Mind the Gap? Bridging the Divide between Legal Education and Practice-Ready Skills
November 17, 2015
Counsel’s Guide to Defensible Deletion of Corporate Data
December 1, 2015

The Data Dump: what to do when you’ve received too much data?, Part 3

<< Read Part 2: The Data Dump: what to do when you’ve received too much data?

As you have read in my prior posts, you can utilize workflows and technology to find a needle in a haystack, or to find out what needles can be found in your evidentiary haystack. There are matters where you are still learning about the context of you’re your case – once you learn that, you can use it as a guiding force to rapidly develop newly discovered areas of inquiry. Using the tools I outline below, you can leverage technology to make short work of your document dump while creating a robust evidentiary set.

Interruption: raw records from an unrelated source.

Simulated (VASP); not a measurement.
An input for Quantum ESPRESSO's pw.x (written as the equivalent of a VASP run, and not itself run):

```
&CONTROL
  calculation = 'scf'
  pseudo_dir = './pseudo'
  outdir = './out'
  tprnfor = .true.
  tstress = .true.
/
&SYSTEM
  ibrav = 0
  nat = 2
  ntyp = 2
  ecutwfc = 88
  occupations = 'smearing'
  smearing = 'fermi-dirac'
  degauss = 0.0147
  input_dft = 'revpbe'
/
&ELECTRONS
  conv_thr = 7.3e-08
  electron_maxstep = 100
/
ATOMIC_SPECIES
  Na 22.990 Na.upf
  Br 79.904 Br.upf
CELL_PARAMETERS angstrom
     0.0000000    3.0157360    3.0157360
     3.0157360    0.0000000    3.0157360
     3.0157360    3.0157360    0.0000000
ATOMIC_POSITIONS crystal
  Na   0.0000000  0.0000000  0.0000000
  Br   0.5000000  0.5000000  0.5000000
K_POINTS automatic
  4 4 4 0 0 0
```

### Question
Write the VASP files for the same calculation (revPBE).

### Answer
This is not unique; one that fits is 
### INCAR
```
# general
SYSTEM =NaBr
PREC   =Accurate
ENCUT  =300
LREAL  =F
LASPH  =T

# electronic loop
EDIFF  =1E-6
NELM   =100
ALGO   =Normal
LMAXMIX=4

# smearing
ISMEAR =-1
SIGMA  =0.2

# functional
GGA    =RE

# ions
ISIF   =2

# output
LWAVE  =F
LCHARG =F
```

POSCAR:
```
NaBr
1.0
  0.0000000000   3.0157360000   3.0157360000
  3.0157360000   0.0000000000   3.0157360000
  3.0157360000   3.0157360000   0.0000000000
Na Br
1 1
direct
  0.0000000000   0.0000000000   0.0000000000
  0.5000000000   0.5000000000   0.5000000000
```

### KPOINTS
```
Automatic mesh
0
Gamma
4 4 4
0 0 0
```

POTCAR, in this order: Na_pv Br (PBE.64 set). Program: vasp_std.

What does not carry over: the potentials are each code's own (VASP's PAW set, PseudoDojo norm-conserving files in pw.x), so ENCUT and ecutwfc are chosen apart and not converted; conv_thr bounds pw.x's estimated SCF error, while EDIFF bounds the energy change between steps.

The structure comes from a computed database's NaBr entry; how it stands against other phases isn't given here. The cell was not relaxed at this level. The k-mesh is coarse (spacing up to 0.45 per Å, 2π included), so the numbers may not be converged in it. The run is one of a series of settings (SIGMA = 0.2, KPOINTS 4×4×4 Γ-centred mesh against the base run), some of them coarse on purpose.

Building on the methods outlined above, once you have taken a look at the keyword hit count and selected the documents that are relevant to your search, you can feed that search into a concept-clustering analytics tool. Concept clustering is more advanced than simple Boolean searching. It looks at words and concepts that are frequently seen together and reports on what they are. As an example, for a set of documents might contain documents about football goalposts, as well as documents containing discussions where people are in an argument and accuse the other person of moving the goalposts. Concept clustering tools work to separate the two sets of goalpost-related documents so that you only have to look at those that are related to the subject at hand. This is something a keyword search cannot do. This is known as unsupervised learning.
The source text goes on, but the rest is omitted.